In [144]:
import pandas as pd

qiushi_articles = pd.read_csv('/Users/calebharding/Documents/BYU/2023-2024/China_Project/articles/process_articles/process_qiushi_articles/validated_qiushi_articles.csv')
asx_articles = pd.read_csv('/Users/calebharding/Documents/BYU/2023-2024/China_Project/articles/process_articles/process_asx_articles/validated_asx_articles.csv')
print(f'Qiushi articles shape: {qiushi_articles.shape}')
print(f'ASX articles shape: {asx_articles.shape}')

Qiushi articles shape: (1998, 9)
ASX articles shape: (13361, 8)


In [145]:
asx_articles.head(1)

Unnamed: 0,title,authors,date,url,text,year,quarter,year_quarter
0,告别国家法一元论,强世功,2019-01-01,https://www.aisixiang.com/data/114287.html,在1995年发表的《秋菊的困惑和三杠爷的悲剧》这篇法律社会学经典论文中，苏力在法学界率先采...,2019,1,2019 Q1


In [146]:
qiushi_articles.head(1)

Unnamed: 0,authors,title,date,year,edition,url,text,quarter,year_quarter
0,习近平,辩证唯物主义是中国共产党人的世界观和方法论,2018-12-31,2019,1.0,http://www.qstheory.cn/dukan/qs/2018-12/31/c_1...,辩证唯物主义是中国共产党人的世界观和方法论习近平2018年5月4日，纪念马克思诞辰200周年...,1,2019 Q1


In [147]:
def get_authorship_counts(df, top_n, individuals_only=False) -> pd.DataFrame:
    """Returns a dataframe of authors and the number of articles they wrote. 
    
    Returns the top_n authors"""

    # only keep needed columns
    df = df[['authors', 'title', 'year_quarter', 'url']]

    # drop articles without authors
    df = df.dropna(subset=['authors'], axis=0)
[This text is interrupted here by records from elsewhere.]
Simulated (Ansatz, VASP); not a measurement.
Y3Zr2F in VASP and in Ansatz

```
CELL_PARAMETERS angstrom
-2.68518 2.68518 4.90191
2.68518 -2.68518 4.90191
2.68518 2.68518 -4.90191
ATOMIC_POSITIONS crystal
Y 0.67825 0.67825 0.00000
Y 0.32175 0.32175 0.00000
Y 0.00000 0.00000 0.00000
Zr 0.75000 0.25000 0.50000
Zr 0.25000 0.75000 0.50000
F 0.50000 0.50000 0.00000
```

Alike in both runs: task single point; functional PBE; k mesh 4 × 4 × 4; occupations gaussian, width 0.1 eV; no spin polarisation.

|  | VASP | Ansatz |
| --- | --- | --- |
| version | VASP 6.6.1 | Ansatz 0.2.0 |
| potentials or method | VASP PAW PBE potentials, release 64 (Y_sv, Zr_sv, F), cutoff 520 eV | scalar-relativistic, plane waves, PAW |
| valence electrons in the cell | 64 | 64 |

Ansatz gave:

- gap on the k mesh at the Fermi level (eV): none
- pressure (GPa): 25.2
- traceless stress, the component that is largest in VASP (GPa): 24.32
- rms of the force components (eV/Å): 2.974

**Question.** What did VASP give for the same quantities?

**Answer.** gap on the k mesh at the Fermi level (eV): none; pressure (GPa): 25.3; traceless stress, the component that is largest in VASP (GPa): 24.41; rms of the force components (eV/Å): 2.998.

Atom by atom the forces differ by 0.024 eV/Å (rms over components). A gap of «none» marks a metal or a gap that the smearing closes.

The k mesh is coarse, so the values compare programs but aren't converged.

    author_article_count = {}

    # increase a counter for every article they authored
    for index, article in df.iterrows():
        for author in article['authors'].split(" "):
            if author in author_article_count.keys():
                temp = author_article_count[author]
                author_article_count[author] = temp + 1
            else: 
                author_article_count[author] = 1

    author_article_count = dict(sorted(author_article_count.items(), key=lambda item: item[1], reverse=True))
    
    # an additional precaution to catch unauthored articles
    try:
        author_article_count.pop("")
    except:
        pass

    # convert to a dataframe
    author_article_count_df = pd.DataFrame.from_dict(author_article_count, 'index', columns=['Articles'])
    
    # drop organizations if toggled
    if individuals_only:
        author_article_count_df = author_article_count_df[author_article_count_df.index.map(len) < 5]

    # return the first n rows
    return author_article_count_df.iloc[0:top_n, :]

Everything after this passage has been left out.